George H. W. Bush by Curt Smith

George H. W. Bush by Curt Smith

Author:Curt Smith
Language: eng
Format: epub, mobi
Publisher: Potomac Books Inc.
Published: 2014-11-09T16:00:00+00:00


ELEVEN

Into the Abyss

Bush returned to an administration lessened by the December 4 resignation of Chief of Staff Sununu, who had been accused of using government jets for personal trips, such as skiing excursions, and classifying the trips as official, for purposes such as promoting conservation or Bush’s “Thousand Points of Light.” Once he took a government limousine from Washington to a rare stamp auction at Christie’s auction house in New York. Sununu spent $5,000 on rare stamps, sent the car back unoccupied, and returned to DC on a government jet.

During one week forty-five newspapers printed editorials damning Sununu, some urging his exit. White House counsel C. Boyden Gray ordered him to repay the government more than $47,000 for the flights, which he did, not stilling critics, who acidly assaulted Sununu’s alleged sense of entitlement. Today many of those same people ignore Barack and Michelle Obama’s use of Air Force One and the White House itself as a piggybank, Sununu’s misconduct akin to throwing a spitball in Sunday school.

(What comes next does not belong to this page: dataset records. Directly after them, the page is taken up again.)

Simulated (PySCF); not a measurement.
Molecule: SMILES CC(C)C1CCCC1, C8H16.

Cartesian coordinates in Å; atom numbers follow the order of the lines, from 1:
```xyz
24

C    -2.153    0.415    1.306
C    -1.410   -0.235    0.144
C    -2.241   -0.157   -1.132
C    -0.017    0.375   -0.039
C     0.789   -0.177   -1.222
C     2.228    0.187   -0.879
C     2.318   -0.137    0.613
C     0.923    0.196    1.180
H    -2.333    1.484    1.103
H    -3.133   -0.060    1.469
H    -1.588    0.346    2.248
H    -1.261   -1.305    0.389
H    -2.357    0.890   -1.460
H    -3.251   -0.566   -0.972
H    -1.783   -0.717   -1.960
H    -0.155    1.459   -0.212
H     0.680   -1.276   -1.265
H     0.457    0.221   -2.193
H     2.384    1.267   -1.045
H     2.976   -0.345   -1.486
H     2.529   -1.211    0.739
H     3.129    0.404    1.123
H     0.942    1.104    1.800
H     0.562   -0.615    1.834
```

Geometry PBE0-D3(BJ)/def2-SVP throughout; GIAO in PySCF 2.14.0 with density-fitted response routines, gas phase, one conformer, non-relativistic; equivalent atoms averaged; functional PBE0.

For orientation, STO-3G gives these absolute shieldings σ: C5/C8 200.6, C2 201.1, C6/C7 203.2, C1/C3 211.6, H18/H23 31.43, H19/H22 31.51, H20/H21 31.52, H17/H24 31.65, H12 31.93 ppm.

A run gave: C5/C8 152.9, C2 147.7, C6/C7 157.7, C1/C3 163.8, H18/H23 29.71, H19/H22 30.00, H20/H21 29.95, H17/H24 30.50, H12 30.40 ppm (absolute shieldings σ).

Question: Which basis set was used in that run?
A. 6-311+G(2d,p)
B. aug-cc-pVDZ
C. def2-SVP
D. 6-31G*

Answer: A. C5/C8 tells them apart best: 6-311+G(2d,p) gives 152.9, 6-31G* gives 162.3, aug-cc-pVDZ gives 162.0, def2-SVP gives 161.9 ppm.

Bush’s decision to dispatch Sununu briefly reduced criticism of the administration, which revived after the president went to Japan, came home to stump New Hampshire, and began a campaign that even to a GOP Cassandra seemed impossible in 1991 to lose. Sununu’s exit deprived Bush of the person who, though born well-off, had the most sensitive blue-collar intuition of any high Bush aide. Atwater was recently dead. Ailes had left to create Fox News. I thought of Sununu as, first, Pat Buchanan, then Ross Perot, snatched political bodies that had backed Bush in 1988.

As it happened, Sununu proved inextinguishable, remerging in 2012 as an aide to Republican presidential nominee Mitt Romney, a man not unlike Bush in policy and person. At seventy-three Sununu became what the GOP lacked in 1992—a take-no-prisoners surrogate. One day Sununu told MSNBC’s Andrea Mitchell that President Obama was “lazy and disengaged.” Most journalists, including Mitchell, thought the criticism shocking. Others, looking at Obama’s vacuous record, felt that Sununu was being kind.

My last December 1991 memo to him mimed others that he received and what nascent talk radio urged daily—the Bush campaign’s need to attack. That year’s March Gallup Poll had given the president a 91 percent approval rating. In November 1992 he got 37.5 percent of the total in the general election—a historic plunge. Like most metooers, the GOP’s free fall was largely caused by playing on the other team’s turf.

The Clintons’ mantra was, “It’s the economy, stupid.” Since their media chorus and the GOP campaign agreed, that maxim became the slogan of the election. Bypassed was Bush’s magnificence in Desert Storm—how he literally reshaped the globe. Obscured was Gorbachev dissolving the Soviet Union on Christmas Day 1991—a land until very recently consigned to oblivion. Ignored was Bush’s integrity—and how lower interest and inflation rates made it much easier to buy a home and afford a family. Forgotten—as if they never happened.

Instead, by Election Day “It’s the economy, stupid” meant two things: (1) the worst unemployment since 1984 and (2) the president’s breaking his “No New Taxes” pledge.